The trial was the highest-profile of dozens of court cases targeting thousands of people accused of involvement in the coup attempt, which Ankara blamed on supporters of the US-based cleric Fethullah Gulen.

Former air force commander Akin Ozturk and others at the Akinci air base were accused of directing the coup and bombing government buildings, including parliament, and attempting to kill Erdogan.

Turkey's then-military chief and now defence minister, Hulusi Akar, and other commanders were held captive for several hours at the air base on the night of the coup.

'Civilian imams'

The trial, located in the country's largest courtroom inside a prison complex in Sincan, Ankara province, was packed with dozens of security personnel and lawyers.

The presiding judge ordered one protesting defendant to "sit down!" several times before reading the verdict, AFP reported.

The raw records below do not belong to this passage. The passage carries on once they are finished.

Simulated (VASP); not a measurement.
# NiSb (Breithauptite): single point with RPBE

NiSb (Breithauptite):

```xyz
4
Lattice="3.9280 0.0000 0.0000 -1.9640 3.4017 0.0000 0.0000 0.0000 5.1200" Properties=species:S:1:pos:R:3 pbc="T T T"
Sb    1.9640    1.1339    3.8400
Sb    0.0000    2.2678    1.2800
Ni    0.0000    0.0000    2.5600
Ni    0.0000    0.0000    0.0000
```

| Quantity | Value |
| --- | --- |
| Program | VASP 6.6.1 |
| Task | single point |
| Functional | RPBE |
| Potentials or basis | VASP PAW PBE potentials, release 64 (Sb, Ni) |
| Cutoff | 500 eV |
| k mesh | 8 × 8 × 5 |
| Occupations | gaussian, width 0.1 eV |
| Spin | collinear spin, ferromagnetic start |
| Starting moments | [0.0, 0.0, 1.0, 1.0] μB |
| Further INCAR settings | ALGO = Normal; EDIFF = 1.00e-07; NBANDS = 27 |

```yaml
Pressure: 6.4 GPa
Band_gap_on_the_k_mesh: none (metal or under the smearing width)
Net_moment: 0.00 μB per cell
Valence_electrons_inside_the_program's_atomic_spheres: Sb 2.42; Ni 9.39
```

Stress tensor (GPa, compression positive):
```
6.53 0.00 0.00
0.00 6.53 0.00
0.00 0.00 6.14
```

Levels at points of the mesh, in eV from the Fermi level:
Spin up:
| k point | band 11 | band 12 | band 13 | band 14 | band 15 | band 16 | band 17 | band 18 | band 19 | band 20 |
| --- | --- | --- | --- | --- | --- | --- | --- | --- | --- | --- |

Four ringleaders, dubbed "civilian imams" over ties to Gulen's network, were given 79 aggravated life sentences for charges of attempting to assassinate the president, murder, and seeking to overthrow the constitutional order, state-owned Anadolu news agency said.

F-16 warplane pilots were also among those given aggravated life sentences - the severest punishment in Turkish courts - meaning there is no possibility of parole, Reuters reported.

The parliament was hit three times by F-16 fighter jets, as was the road near the presidential palace and the headquarters of the special forces and the Ankara police.

"Justice has been served," Ufuk Yegin, who represents a victims' families association, told AFP after the verdict was read.

"We believe the punishments were given in accordance with existing laws."

Gulen denial

Gulen, who was once an ally of Erdogan and has denied any role in the coup, was one of six defendants being tried in absentia. Their dossiers were separated from the main trial, media reports said.

The government declared a state of emergency in Turkey - a Nato member and candidate for European Union membership - after the failed coup and carried out a large-scale crackdown.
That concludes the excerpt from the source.